EmergencyEMERGENCY? Get 24/7 Help Now!

Why “insert … on duplicate key update” May Be Slow, by Incurring Disk Seeks

 | July 14, 2010 |  Posted In: Tokutek, TokuView


In my post on June 18th, I explained why the semantics of normal ad-hoc insertions with a primary key are expensive because they require disk seeks on large data sets. I previously explained why it would be better to use “replace into” or to use “insert ignore” over normal inserts. In this post, I explain why another alternative to normal inserts, “insert … on duplicate key update” is no better in MySQL, because the command incurs disk seeks.

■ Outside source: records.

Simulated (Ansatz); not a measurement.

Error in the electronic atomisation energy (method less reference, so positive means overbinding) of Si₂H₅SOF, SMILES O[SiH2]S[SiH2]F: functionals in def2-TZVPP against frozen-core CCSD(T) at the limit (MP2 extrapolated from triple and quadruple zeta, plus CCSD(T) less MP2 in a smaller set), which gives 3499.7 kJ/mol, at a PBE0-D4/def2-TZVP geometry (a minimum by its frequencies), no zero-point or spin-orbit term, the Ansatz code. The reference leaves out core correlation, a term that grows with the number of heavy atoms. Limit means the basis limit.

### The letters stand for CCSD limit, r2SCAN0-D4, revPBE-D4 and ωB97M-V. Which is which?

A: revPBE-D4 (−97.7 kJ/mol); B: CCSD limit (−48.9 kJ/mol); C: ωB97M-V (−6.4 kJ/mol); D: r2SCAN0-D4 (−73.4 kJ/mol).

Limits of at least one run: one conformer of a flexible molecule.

The reason “insert ignore” and “replace into” can be made fast with TokuDB’s fractal trees is that the semantics of what to do in case a duplicate key is found is simple. In one case, you ignore, and in the other, you overwrite. With specific tombstone messages defined for these simple semantics, we defer the uniqueness check to a more opportune time.

The semantics of “insert … on duplicate key update” are not simple:

  • if the primary (or unique) key does not exist, insert the new row
  • if the primary key does exist, perform some update as defined in the SQL statement

The problem is we do not have a way of encoding the SQL update function into a message, the way we are able to encode “replace into” as an ‘i’ and “insert ignore” as an ‘ii’. If we did, we could similarly make “insert … on duplicate key update” fast.

I am not claiming that this is not theoretically possible, just that the storage engine API in MySQL does not allow for the encoding of updates as messages. Instead, what MySQL does is the following:

  • call handler::write_row to attempt an insertion, if it succeeds, we are done
  • if handler::write_row returns an error indicating a duplicate key, outside of the handler, apply the necessary update to the row
  • call handler::update_row to apply the update

The storage engine API does not have any access to the function that applies an update to the existing row. This is why the storage engine has no way of encoding any SQL update function (even some simple ones, such as “increment column a”).

So, in the meantime, to implement these semantics, B-trees and Fractal Tree data structures both:

  • look up the primary (or unique) key to verify existence
  • take the appropriate action based on whether the primary (or unique) key exists

The first step incurs a disk seek on large data sets with an ad-hoc primary (or unique key). And that is why it is slow.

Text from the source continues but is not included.